ASCII Format Precision

The ASCII output formats of numerical data are controlled by parameters in your gmt.conf file. Longitude and latitude are formatted according to FORMAT_GEO_OUT, absolute time is under the control of FORMAT_DATE_OUT and FORMAT_CLOCK_OUT, whereas general floating point values are formatted according to FORMAT_FLOAT_OUT. Be aware that the format in effect can lead to loss of precision in ASCII output, which can lead to various problems downstream. If you find the output is not written with enough precision, consider switching to binary output (-bo if available) or specify more decimals using the FORMAT_FLOAT_OUT setting.

Examples

To generate points every 10km along a great circle from 10N,50W to 30N,10W:

gmt project -C-50/10 -E-10/30 -G10 -Q > great_circle_points.xyp

(Note that great_circle_points.xyp could now be used as input for grdtrack, etc. ).

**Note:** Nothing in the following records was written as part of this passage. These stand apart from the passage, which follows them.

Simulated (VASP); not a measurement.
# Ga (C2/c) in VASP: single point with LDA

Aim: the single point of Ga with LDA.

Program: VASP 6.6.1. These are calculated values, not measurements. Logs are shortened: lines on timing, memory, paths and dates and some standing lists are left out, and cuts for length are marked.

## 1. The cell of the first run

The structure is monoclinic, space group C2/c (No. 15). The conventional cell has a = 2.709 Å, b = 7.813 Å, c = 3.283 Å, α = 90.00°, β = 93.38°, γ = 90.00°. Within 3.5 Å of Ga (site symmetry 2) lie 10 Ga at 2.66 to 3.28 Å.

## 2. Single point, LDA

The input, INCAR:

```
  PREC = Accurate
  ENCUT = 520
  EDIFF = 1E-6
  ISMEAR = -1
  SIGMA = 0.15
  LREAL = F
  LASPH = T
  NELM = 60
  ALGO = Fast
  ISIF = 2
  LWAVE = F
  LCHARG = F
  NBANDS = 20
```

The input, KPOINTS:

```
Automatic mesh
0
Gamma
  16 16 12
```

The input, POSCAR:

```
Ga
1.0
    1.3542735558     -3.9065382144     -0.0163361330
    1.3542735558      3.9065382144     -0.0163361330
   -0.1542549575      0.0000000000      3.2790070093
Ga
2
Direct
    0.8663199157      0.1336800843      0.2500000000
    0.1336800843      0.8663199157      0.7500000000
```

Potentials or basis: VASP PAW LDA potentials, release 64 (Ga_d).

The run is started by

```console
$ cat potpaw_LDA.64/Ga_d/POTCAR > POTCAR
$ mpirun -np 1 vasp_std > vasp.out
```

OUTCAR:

To generate points every 1 degree along a great circle from 30N,10W with azimuth 30 and covering a full 360, try:

gmt project -C10W/30N -A30 -G1 -L-180/180 > great_circle.txt

To generate points every 10km along a small circle of colatitude 60 from 10N,50W to 30N,10W:

gmt project -C-50/10 -E-10/30 -G10/60 -Q > small_circle_points.xyp

To create a partial small circle of colatitude 80 about a pole at 40E,85N, with extent of 45 degrees to either side of the meridian defined by the great circle from the pole to a point 15E,15N, try

gmt project -C15/15 -T40/85 -G1/80 -L-45/45 > some_circle.xyp

To project the shiptrack gravity, magnetics, and bathymetry in c2610.xygmb along a great circle through an origin at 30S, 30W, the great circle having an azimuth of N20W at the origin, keeping only the data from NE of the profile and within +/- 500 km of the origin, run:

gmt project c2610.xygmb -C-30/-30 -A-20 -W-10000/0 -L-500/500 -Fpz -Q > c2610_projected.pgmb

(Note in this example that -W-10000/0 is used to admit any value with a large negative q coordinate. This will take those points which are on our right as we walk along the great circle path, or to the NE in this example.)

To make a Cartesian coordinate transformation of mydata.xy so that the new origin is at 5,3 and the new x axis (p) makes an angle of 20 degrees with the old x axis, use:

gmt project mydata.xy -C5/3 -A70 -Fpq > mydata.pq

To take data in the file pacific.lonlat and transform it into oblique coordinates using a pole from the hotspot reference frame and placing the oblique zero meridian (p = 0 line) through Tahiti, run:

gmt project pacific.lonlat -T-75/68 -C-149:26/-17:37 -Fpq > pacific.pq

Suppose that pacific_topo.nc is a grid file of bathymetry, and you want to make a file of flowlines in the hotspot reference frame. If you run:

gmt grd2xyz pacific_topo.nc | project -T-75/68 -C0/-90 -Fxyq | xyz2grd -Retc -Ietc -Cflow.nc

then flow.nc is a file in the same area as pacific_topo.nc, but flow contains the latitudes about the pole of the projection. You now can use grdcontour on flow.nc to draw lines of constant oblique latitude, which are flow lines in the hotspot frame.

If you have an arbitrarily rotation pole px/py and you would like to draw an oblique small circle on a map, you will first need to make a file with the oblique coordinates for the small circle (i.e., lon = 0-360, lat is constant), then create a file with two records: the north pole (0/90) and the origin (0/0), and find what their oblique coordinates are using your rotation pole. Now, use the projected North pole and origin coordinates as the rotation pole and center, respectively, and project your file as in the pacific example above. This gives coordinates for an oblique small circle.